In August 2006 we were able to complete the acquisition of the 50 per cent
interest in Braemar Container Shipping and Chartering Limited which the Group
did not already own for £1.3m, thereby consolidating our interest in the
important chartering and sale and purchase broking for container vessels.
Our non-broking businesses - Cory Brothers and Wavespec - also achieved good
results and contributed 20 per cent of our underlying operating profits. This
is a useful start towards our objective of broadening the range of shipping
services we can provide outside of the pure shipbroking field.
A further step in this direction was achieved with the establishment of an
environmental services business through the acquisition of DV Howells in March
2006 and Hi-bar in September for a maximum combined consideration of £1.0m.
Services provided include pollution incident response, training and consultancy
mainly for the oil majors and other transportation companies. We also increased
our presence in the UK agency market, particularly in Liverpool, through the
purchase of Gorman Cory which will take place over two years.
Pre-tax profits in the first half were £4.1m compared to £5.3m in the first half
of last year and earnings per share were 12.03 pence per share compared to 18.29
pence per share in 2005/6. The difference was mainly attributable to an
impairment charge of £0.95m against goodwill on the acquisition of our
Australian dry cargo business due to a lower trading performance and a
restructuring of its business operations. Excluding this impairment charge,
pre-tax profits were £5.0m (2005/6: £5.3m) and earnings per share were 16.88
pence per share (2005/6:18.29 pence per share).
The outlook for the remainder of the year is positive. The diversity of our
shipbroking activities tends to moderate the influence of any one aspect of
shipping on our earnings. Overall, conditions are expected to remain favourable
and, taking into account the level of business already concluded this year, we
expect second half earnings to show an improvement over the first half.

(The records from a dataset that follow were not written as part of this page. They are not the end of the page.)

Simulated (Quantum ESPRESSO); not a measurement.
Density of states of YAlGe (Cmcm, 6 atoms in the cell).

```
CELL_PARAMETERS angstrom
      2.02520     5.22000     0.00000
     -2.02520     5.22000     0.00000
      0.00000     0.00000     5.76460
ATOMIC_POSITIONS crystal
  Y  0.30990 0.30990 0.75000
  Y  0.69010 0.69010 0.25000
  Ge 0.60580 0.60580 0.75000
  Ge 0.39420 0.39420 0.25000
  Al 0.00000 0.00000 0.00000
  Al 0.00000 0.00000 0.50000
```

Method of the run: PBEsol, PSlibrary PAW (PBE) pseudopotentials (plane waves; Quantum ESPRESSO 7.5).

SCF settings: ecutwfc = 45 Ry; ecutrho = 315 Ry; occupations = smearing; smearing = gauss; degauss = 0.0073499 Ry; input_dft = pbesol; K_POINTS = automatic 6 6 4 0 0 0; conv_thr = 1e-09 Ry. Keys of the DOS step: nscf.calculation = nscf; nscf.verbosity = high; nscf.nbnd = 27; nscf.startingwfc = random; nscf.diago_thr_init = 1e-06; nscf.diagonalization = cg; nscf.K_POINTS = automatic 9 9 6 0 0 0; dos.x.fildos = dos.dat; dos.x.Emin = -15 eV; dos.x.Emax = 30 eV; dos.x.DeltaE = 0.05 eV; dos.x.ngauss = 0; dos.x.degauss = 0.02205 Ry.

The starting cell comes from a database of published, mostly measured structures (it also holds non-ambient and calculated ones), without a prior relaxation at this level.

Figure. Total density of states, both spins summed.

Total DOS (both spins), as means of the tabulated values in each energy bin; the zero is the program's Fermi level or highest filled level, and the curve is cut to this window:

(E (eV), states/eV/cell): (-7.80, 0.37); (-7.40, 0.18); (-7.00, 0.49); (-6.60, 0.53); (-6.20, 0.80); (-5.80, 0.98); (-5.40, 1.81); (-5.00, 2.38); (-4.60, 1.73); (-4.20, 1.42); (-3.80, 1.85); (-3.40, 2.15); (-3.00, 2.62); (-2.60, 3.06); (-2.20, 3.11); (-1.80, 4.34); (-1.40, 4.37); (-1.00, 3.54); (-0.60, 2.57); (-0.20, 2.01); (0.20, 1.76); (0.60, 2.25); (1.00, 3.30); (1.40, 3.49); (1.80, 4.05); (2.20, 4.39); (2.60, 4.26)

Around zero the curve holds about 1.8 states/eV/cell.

In light of the positive outlook the Directors have declared an interim dividend
of 6.75 pence per share. The interim dividend will be paid on 13 December 2006
to shareholders on the register at the close of business on 17 November 2006,
with an ex-dividend date of 15 November 2006.
Sir Graham Hearne
Chairman
25 October 2006
CHIEF EXECUTIVE'S REVIEW OF ACTIVITIES
Shipbroking
The tanker chartering market remained healthy for the first half of our
financial year, after a slow start in the first calendar quarter. Over the
summer, demand for sweet crudes produced in Atlantic regions for Far East
destinations served to increase voyage lengths for many of the larger crude
tankers and by the end of the second quarter freight rates improved to the
levels seen in 2005. However, the recent reduction in oil prices has now had
some effect on the crude tanker chartering, although since refining margins
remain good the volume of product shipments is being sustained. There is concern
that oil production may be constrained and that this could have some effect on
the freight markets, although this may be offset by rising global demand
especially from China and India and seasonal increases in crude shipments.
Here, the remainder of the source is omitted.